Hello all,
Well, I'm not sure what I did.
1999 S70 135k. Radiator blew when my kid had it out of town. Towed it to a local shop there I've know for years. They replaced the radiator. They said they though the water pump was going bad. I drove it home and today I replaced the water pump. I thought the timing belt had been replaced recently, but upon further inspection, probably had not been changed since 72k. So today, I just replaced the water pump with thoughts of doing the timing belt soon. I followed these posts here for water pump, timing and tensioner here...
https://www.matthewsvolvosite.com/s70-r ... ater-pump/
viewtopic.php?t=62778&sid=cb35c599598ee ... a3eccb63f8
After some difficulty with the tensioner, at one point the cams moved although I had them zip tied (not well enough apparently), I got it back together. I checked the timing belt marks. They looked good. Put it all back together. Fired it up. No leaks. Let it warm up. Sounded normal (the way it's always sounded anyway). Took it for a spin. Smooth as silk. Maybe 5 miles. Pulling back into the driveway, the check engine light comes on. The car is still running smooth. Turned it off to investigate. I put an OBD-II on it...
P0014 'B' Camshaft Position - Timing Over-Advanced or System Performance Bank 1
Ugh. I'm guessing I did *not* have the time marks right and I was off an notch. I pulled off the timing belt cover and checked the timing marks. It looks spot on to me. I did have trouble with the tensioner when putting it back. Tension feels good. However, could the tension be the problem?
I have not cleared the check engine code.
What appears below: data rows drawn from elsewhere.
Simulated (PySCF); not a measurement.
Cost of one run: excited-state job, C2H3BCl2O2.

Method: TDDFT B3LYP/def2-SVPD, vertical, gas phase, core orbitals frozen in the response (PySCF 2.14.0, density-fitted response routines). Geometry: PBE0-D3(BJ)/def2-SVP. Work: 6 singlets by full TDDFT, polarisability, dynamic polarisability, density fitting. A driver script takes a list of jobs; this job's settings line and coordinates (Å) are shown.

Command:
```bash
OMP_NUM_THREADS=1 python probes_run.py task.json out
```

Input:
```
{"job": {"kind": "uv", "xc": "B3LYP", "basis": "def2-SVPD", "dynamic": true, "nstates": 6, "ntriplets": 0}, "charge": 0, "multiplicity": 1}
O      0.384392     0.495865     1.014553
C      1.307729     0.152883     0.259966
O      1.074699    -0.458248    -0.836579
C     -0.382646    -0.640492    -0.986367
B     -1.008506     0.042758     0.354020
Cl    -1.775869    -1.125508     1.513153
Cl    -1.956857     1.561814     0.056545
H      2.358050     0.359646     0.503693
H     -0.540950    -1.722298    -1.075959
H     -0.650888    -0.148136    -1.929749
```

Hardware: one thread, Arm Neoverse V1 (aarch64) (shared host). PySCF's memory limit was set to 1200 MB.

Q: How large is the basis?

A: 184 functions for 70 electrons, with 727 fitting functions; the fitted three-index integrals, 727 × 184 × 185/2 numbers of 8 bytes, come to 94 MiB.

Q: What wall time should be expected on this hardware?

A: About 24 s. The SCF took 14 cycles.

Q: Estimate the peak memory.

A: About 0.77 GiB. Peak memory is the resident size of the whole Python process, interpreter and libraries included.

Another note. I hear a noise at that's always been there since I bought the car used about 5 years and 40k miles ago. I wondering if it's the idler bearing? It looks worn. Like it wasn't replaced when they did the timing belt. Timing belt looks good. Tensioner seems to hold tension.
Any ideas what I may have done wrong? Or anything to check? Should I clear the code and run it out a bit? I saw a post somewhere somebody mentioned a wire harness might be loose but I don't see anything obvious.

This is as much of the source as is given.